Affluent institutions’ “wealth advantages”

Affluent schools didn’t get mind-numbingly rich through sheer luck, but instead through a series of what Kimball and Iler call “wealth advantages.” In the 1920s, well-connected trustees started working with leading financiers who helped schools generate high returns. As these institutions accrued more wealth, trustees turned to even more aggressive portfolio strategies that began to emerge in the mid-20th century.

All the while, wealthy universities churned out more rich alumni than less affluent schools. These individuals made large gifts and bequests and their alma maters’ wealth continued to grow. Kimball noted that non-alumni and non-college graduates also give more money to wealthy schools, citing businessman Gordon McKay, who, while neither an alumnus nor college graduate, placed an initial $4 million in trust for Harvard in 1893.

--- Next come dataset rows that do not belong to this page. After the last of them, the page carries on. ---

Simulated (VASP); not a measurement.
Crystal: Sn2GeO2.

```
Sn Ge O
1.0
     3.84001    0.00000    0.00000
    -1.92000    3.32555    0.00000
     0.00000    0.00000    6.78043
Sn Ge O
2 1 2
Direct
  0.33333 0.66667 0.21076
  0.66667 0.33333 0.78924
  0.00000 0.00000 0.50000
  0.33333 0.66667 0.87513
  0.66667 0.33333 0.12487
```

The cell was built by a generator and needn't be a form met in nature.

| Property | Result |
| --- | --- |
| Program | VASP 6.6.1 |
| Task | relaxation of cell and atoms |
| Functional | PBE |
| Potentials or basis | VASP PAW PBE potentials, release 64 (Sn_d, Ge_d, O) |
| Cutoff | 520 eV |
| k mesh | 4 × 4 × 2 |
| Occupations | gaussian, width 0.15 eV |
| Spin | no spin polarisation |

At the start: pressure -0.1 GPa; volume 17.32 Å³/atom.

The cumulative, decades-long impact of this one-two punch — more aggressive investing and a nonstop torrent of donations — created today’s environment, where “larger endowments earn higher annual returns by several percentage points than smaller endowments and grow at a faster rate,” Kimball said. “Thus, the wealth gap between the two schools grows wider in absolute terms.”

Substantial wealth brings a host of other benefits, such as enabling administrators to spend less on fundraising per dollar compared to their less affluent peers. And unlike foundations, colleges are not required to spend 5% annually of their endowments. As a result, many rich schools plow excess endowment income back into their invested capital, further boosting the faster growth rates of large endowments.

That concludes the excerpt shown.